[rspec-users] DRYer controller specs
David Chelimsky
dchelimsky at gmail.com
Fri Apr 27 10:20:03 EDT 2007
On 4/11/07, nicholas a. evans <nick at ekenosen.net> wrote:
> So, I've been following the recommendations for controller specs here:
> http://blog.davidchelimsky.net/articles/2006/11/09/tutorial-rspec-stubs-and-mocks
>
> Most notably: a single expectation per specify block; the setup block
> contains only stubs; mock expectations each get their own specify
> block. (I'm still using 0.8, so I haven't gotten the describe/it
> goodness yet.)
>
> I don't really mind the stub/mock duplication (between setup and the
> specifications). What's annoying me is the action duplication. "get
> 'create'" is called in each specify block, sometimes before the actual
> specification, sometimes afterward, depending on whether it's a mock
> expectation or a state expectation.
>
> So I played around with creating the following module and then
> extending my context with it.
>
> module MockSpecHelpers
> def expect_that_it(msg)
> specify msg do
> yield
> action
> end
> end
> def then_it(msg)
> specify msg do
> action
> yield
> end
> end
> end
>
> in the context block, I would then "def action do get 'create' end".
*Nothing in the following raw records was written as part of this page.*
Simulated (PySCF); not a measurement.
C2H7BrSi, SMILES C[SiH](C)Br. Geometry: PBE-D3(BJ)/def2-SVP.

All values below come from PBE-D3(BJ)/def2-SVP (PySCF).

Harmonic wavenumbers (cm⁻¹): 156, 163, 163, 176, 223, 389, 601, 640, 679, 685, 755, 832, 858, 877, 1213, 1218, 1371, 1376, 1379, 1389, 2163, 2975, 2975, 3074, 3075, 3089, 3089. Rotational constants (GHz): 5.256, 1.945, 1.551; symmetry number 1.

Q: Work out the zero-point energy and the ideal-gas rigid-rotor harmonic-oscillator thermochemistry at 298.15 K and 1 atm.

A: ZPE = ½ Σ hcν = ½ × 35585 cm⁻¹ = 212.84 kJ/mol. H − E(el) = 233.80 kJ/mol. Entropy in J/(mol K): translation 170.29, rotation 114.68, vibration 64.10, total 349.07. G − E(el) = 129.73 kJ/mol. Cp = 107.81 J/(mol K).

> And I would replace the following specify blocks
>
> specify "should create a new person on GET to create" do
> Person.should_receive(:new).and_return(@person)
> get 'create'
> end
>
> specify "should assign new person to template on GET to create" do
> get 'create'
> assigns[:person].should_be @person
> end
>
> with
>
> expect_that_it "should create a new person on GET to create" do
> Person.should_receive(:new).and_return(@person)
> end
>
> then_it "should assign new person to template on GET to create" do
> assigns[:person].should_be @person
> end
I like the idea of binding the examples to some method that gets run
before or after the example. There is a similar RFE already in the
tracker http://rubyforge.org/tracker/?func=detail&group_id=797&aid=10285&atid=3152.
The problem is coming up with the right language. It think
expect_that_it and then_it would encourage one to write all of the
expect_that_its first and the then_its last. It also seems to indicate
a relationship between the examples, even though no such relationship
exists.
In the RFE I mentioned, I proposed something like ...
it "should do something", during_event do
That seems to work well, but its counterpart ...
it "should leave some state", after_event do
leaves me cold. It especially fails to align w/ your example "should
assign new person to template on GET to create", which seems like a
great way to express the behaviour, but followed by "after_event"
doesn't really read correctly.
Any other suggestions?
In general, I'm much more inclined to favor an additional parameter
passed to #it over a new method name.